Through a career spanning more than 40 years Smith remained fascinated by the history of the decades between the French revolution and the passage of the Great Reform Act in 1832. He strayed occasionally - a brief history of the press in 1970 was followed by a study of the 19th- century House of Lords two decades later. But his reputation is founded on his contribution to our understanding of the Whig political tradition and, latterly, to the history of the monarchy in the early 19th century, a period when that institution appeared, if anything, even more troubled than today.

At a time when the historical profession was being rapidly transformed, above all by the rise of social history, Smith remained unapologetically attached to the traditions of political and constitutional history. In his view, that approach taught important lessons about the dangers of abstract principles and innovation, and about the British preference for gradual and organic change. It will have come as no surprise to those who attended his funeral that, in his retirement, he found a spiritual home at the parish church of Remenham in Berkshire, where the main Sunday service, matins, followed the 1662 Book of Common Prayer.

Nor is it surprising that Smith was firmly convinced of the virtues of narrative as a mode of historical writing. His most important works were all biographies. The first, Whig Principles and Party politics: Earl Fitzwilliam and the Whig party, 1748-1833 (1975), a study of the fourth Earl Fitzwilliam, was a masterpiece of its kind. A deeply researched and sensitive portrayal of a largely forgotten figure, it was also a subtle and illuminating investigation of the survival of whig principles from the era of Rockingham and Burke to that of Grey and Russell. For Smith biography was not perhaps the only, but it was certainly the most appropriate, way of exploring historical issues such as these.

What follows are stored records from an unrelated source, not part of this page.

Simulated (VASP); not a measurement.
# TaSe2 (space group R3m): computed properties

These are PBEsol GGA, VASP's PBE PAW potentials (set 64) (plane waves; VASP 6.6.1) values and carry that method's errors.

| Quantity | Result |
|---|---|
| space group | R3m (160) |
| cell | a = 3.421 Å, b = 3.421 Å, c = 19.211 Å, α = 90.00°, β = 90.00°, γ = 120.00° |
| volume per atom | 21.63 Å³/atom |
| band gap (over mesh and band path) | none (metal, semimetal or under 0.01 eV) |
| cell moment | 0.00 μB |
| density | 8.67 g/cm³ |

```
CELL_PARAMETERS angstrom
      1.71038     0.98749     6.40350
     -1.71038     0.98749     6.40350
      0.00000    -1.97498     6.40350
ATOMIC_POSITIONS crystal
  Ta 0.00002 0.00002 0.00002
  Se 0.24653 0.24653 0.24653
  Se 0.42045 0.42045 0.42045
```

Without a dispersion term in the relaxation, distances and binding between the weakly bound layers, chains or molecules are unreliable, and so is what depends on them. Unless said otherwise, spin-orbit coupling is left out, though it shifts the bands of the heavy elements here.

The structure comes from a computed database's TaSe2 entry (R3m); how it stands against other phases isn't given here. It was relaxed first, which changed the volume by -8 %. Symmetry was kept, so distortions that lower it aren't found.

Later subjects were more obvious. Lord Grey, 1764-1845, published in 1990, the year of Smith's retirement from Reading University, was another magisterial work. By this time, however, he was becoming increasingly interested in the life of George IV. This led to A Queen on Trial, a volume on the Queen Caroline affair, published, with wonderful timing, in 1993, as news of other royal affairs was coming to dominate the attention of the tabloid press, and his major new biography of the most colourful British monarch of the 18th and 19th centuries is due to appear this year.

Had Lord Grey been published a few years earlier Smith would surely have been rewarded with a personal chair. As it was he had to wait until 1991 for the arguably more prestigious accolade of a LittD from Cambridge, his undergraduate university.

Born in Grimethorpe in the West Riding in 1924, Smith followed the only route to Cambridge for a lower-middle-class boy of his generation by winning an open scholarship to Emmanuel College in 1942. War service in the RAF intervened - his eyesight was too bad for the Army - and he did not take up his place until October 1947. Having married while still an undergraduate, he decided to pursue a career in teaching and moved to Reading in 1949 to take a diploma in education.

Here he was spotted by Arthur Aspinall, Professor of History at Reading, who appointed him to an assistant lectureship in 1951. For some years, however, he was effectively Aspinall's research assistant. On occasion Aspinall would take Smith with him in his Bentley on trips to Windsor to transcribe documents in the Royal Archives. More formally, he worked for both Aspinall and Sir Lewis Namier as a research assistant on the History of Parliament. These efforts received some recognition when he was credited with Aspinall as joint editor of a weighty edition of English Historical Documents 1783-1832 (1959).

To a young lecturer appointed in the late 1980s Smith provided a personal link with a distant past, when the history department had numbered only four people and when it had been possible to embark on an academic career without a PhD. He had deep loyalty and commitment to the department, the university and, indeed, Reading itself. He chaired innumerable committees, instituted the university's staff journal and played a leading role in establishing the Reading Festival.

But it was obvious that his first loyalty was to his students, among many generations of whom he inspired gratitude and affection. Young colleagues were equally beneficiaries of his willingness always to make time to provide advice and encouragement - the only time he ever locked himself away was to write Aspinall's obituary for The Times.

Always immaculately dressed, Tony Smith radiated a sense of leisured calm. That this concealed remarkable energy became obvious to all after he had retired. In the vivacious company of his third wife, Virginia, he threw himself into the life of the communities of which they were a part at Henley and Dorking.

More surprisingly, perhaps, he revealed that 40 years of teaching and administration had left his enthusiasm for history undiminished. In the last eight years of his life he produced five books, more than many historians write in a lifetime. At the time of his death he was already beginning to draft a biography of William IV, whom he liked, while another of George III, "an evil old man", was being planned.

Ernest Anthony Smith, historian: born Grimethorpe, Yorkshire 25 December 1924; Assistant Lecturer, Reading University 1951-54, Lecturer 1954-64, Senior Lecturer 1964-76, Reader 1976-90; married 1948 Daphine Greenhaigh (one son, one daughter; marriage dissolved 1978), 1978 Anne Pallister (died 1986), 1988 Virginia Willcox (one stepson, one stepdaughter); died Redhill, Surrey 27 November 1998.